I’m trying to apply CUSP to the CG solver in my circuit simulation program for acceleration, but actually gained slower speed than that of my CG code on CPU (single-thread).
My program uses Newton-Raphson (NR) to solve nonlinear circuit networks. A linear equation system, which is symmetric positive definite, is generated in each NR iterative sequence and is solved by CG. I use the COO format (double precision) to organize the equation system.
I’m using an i-3 2.6GHz CPU with a GTX 760 GPU (compute capability 3.0), running CUDA6.0 and CUSP0.4. I use Visual Studio 2010 as the environment. What I’m doing is, in each NR sequence, push the COO matrix A, as well as x and b vectors to the device memory, call the CUSP CG function, can pull the x vector back to the host memory. The average number of NR iterations is 6-8. The CUSP CG gave approx. 10 times slower than my single-thread CG code.

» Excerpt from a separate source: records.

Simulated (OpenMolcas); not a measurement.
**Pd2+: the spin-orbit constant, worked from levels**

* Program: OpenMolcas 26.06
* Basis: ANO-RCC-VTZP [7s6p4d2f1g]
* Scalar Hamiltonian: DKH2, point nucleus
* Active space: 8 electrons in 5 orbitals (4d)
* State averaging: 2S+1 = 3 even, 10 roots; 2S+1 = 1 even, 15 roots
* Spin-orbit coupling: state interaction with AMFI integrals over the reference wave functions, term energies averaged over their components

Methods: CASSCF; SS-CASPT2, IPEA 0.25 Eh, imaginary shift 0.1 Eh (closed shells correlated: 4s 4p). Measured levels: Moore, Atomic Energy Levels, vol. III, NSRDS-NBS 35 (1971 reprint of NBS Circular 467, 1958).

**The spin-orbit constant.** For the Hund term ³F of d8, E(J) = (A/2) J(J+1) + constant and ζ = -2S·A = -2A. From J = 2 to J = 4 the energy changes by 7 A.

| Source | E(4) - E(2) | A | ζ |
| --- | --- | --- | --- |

There are several issues that I’d like to discuss:
- I selected CUDA Project in VS2010, do I need to change/add any options during compiling? Is there any chance that the code is not executed in parallel (say, the GPU becomes a slow CPU…)?
- Double precision can be an important reason that limit the speed - but should it still be faster than a solo CPU?
- I do host-device-host memory exchange in every NR sequence, should the overhead be a series problem?